Novelist Sequoia Nagamatsu will be in conversation with Nada Ayad, Associate Dean of HSS, as part of an online lecture series around the theme of intersectional justice. Nagamatsu's How High We Go in the Dark is one of the most celebrated debuts of the year, a spellbinding and profoundly prescient novel for readers of Cloud Atlas, Lincoln in the Bardo, and Station Eleven. It was shortlisted for the Waterstones Debut Fiction Prize and the Ursula K. Le Guin Fiction Prize.

From funerary skyscrapers to hotels for the dead to interstellar starships, Nagamatsu takes readers on a wildly original and compassionate journey, spanning continents, centuries, and even celestial bodies to tell a story about the resilience of the human spirit, our infinite capacity to dream, and the connective threads that tie us all together in the universe. In Nagamatsu’s words, How High We Go in the Dark is “a book that reaches for a beating heart somewhere deep in the cosmos.” 

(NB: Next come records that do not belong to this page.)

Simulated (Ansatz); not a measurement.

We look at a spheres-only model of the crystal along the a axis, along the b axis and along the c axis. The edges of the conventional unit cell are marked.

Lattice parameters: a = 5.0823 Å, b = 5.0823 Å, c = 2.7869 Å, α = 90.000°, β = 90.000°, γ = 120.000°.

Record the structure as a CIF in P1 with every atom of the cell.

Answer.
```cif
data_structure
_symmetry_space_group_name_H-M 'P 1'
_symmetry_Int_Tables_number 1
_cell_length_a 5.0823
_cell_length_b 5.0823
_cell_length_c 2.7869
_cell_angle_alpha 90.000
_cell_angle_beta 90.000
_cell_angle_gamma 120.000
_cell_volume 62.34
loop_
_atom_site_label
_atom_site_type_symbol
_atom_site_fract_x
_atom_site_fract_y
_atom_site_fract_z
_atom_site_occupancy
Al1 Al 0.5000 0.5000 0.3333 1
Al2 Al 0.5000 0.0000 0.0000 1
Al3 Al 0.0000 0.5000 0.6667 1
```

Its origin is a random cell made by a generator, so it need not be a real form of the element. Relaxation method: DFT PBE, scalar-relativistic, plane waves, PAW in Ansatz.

Registration for this Zoom event is required. Click here to register. 

Sequoia Nagamatsu is a Japanese-American writer and managing editor of Psychopomp Magazine, an online quarterly dedicated to innovative prose. Originally from Hawaii and the San Francisco Bay Area, he holds an M.F.A. in creative writing from Southern Illinois University and a B.A. in anthropology from Grinnell College. His work has appeared in such publications as Conjunctions, The Southern Review, ZYZZYVA, Fairy Tale Review, and Tin House. He is the author of the award winning short story collection Where We Go When All We Were Is Gone and teaches creative writing at St. Olaf College and the Rainier Writing Workshop Low-Residency MFA program. 

This series is co-organized by the Office of Student Affairs and Nada Ayad, Associate Dean of HSS, as a continuation of a reading and discussion series for first-year students that was held as part of the Fall 2020 new student orientation. In the spirit of The Cooper Union mission, the Black Student Union and the Cooper Climate Coalition, along with several other Cooper students and faculty, were deeply involved in the articulation of the program as well as in contributing to the reading list and suggesting speakers.